California Supreme Court To Hear Employment Arbitration Cases

Winter 2012Articles California Update

The California Supreme Court has on its docket three important cases involving arbitration agreements. These cases will be considered in the wake of Concepcion v. AT&T Mobility (Concepcion) in which the U.S. Supreme Court recently gave broad pre-emptive effect to the Federal Arbitration Act (FAA), and struck down California case law that had placed limits on the enforceability of arbitration agreements, specifically class action waivers. This will be an opportunity for the California high court to clarify state law regarding arbitration. The Court may even possibly modify its twelve-year-old decision in Armendariz v. Foundation Health (Armendariz) which emphasized “unconscionability” in restricting the enforcement of arbitration agreements.

Iskanian v. CLS.
This case presents two main issues:

    1. Whether the California Supreme Courts decision in Gentry v. Superior Court (Gentry) (striking down class action waivers in employee arbitration agreements) survives the U.S. Supreme Court’s decision in Concepcion (upholding class waivers in consumer arbitration agreements); and
    2. Even if Gentry is no longer good law, can the court refuse to honor the wavier of representative actions under the Private Attorney General Act of 2004 (PAGA). The Court of Appeal opinion said “No” to both issues. The representatives of the putative class appealed.

The appellant will argue that somehow Gentry survives, even though the precedent on which it was based was overruled by Concepcion, and that, in any event, a PAGA representative action is not merely a procedural vehicle (like a class action), but rather embodies substantive rights that cannot be waived.

(Fox Rothschild represents the defendant in this case.)

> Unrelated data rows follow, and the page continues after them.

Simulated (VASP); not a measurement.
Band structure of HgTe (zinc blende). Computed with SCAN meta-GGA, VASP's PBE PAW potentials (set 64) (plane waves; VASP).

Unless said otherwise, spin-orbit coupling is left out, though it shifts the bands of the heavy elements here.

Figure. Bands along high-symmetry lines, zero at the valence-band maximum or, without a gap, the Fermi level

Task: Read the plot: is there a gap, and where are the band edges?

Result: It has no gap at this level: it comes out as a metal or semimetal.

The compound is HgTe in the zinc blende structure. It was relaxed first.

Sonic Calabassas v. Moreno

In early 2011, the California Supreme Court issued its first opinion in this case, holding that it was against public policy and unconscionable to include wage and hour issues in an arbitration agreement to the exclusion of the Labor Commissioner hearing provided in the Labor Code. The employer went to the U.S. Supreme Court, arguing that the FAA precluded such a result. The U.S. Court remanded to the California Court for reconsideration in light of Concepcion. Again, the California Court will be asked to consider whether one of its prior decisions has been impliedly overruled and is pre-empted by federal law.

Sanchez v. Valencia Holding Co.

In this case, a car dealer invoked the contractual arbitration agreement and class action waiver when a dissatisfied customer filed suit. The Court of Appeal relied on Armendariz, found the arbitration agreement to be “one-sided” (e.g., it exempted repossession), and struck down the agreement as “unconscionable.” The California Supreme Court agreed to hear this case on the issue whether Concepcion and the FAA preempt the subject matter, and command a different result. The defendant and amicus parties will argue that much of Armendariz is no longer valid. The decision in this matter will likely also affect employment cases.

Thus, this trifecta of cases has the potential to reset the jurisprudence of arbitration agreements in California — or to set up another showdown with the U.S. Supreme Court over these issues.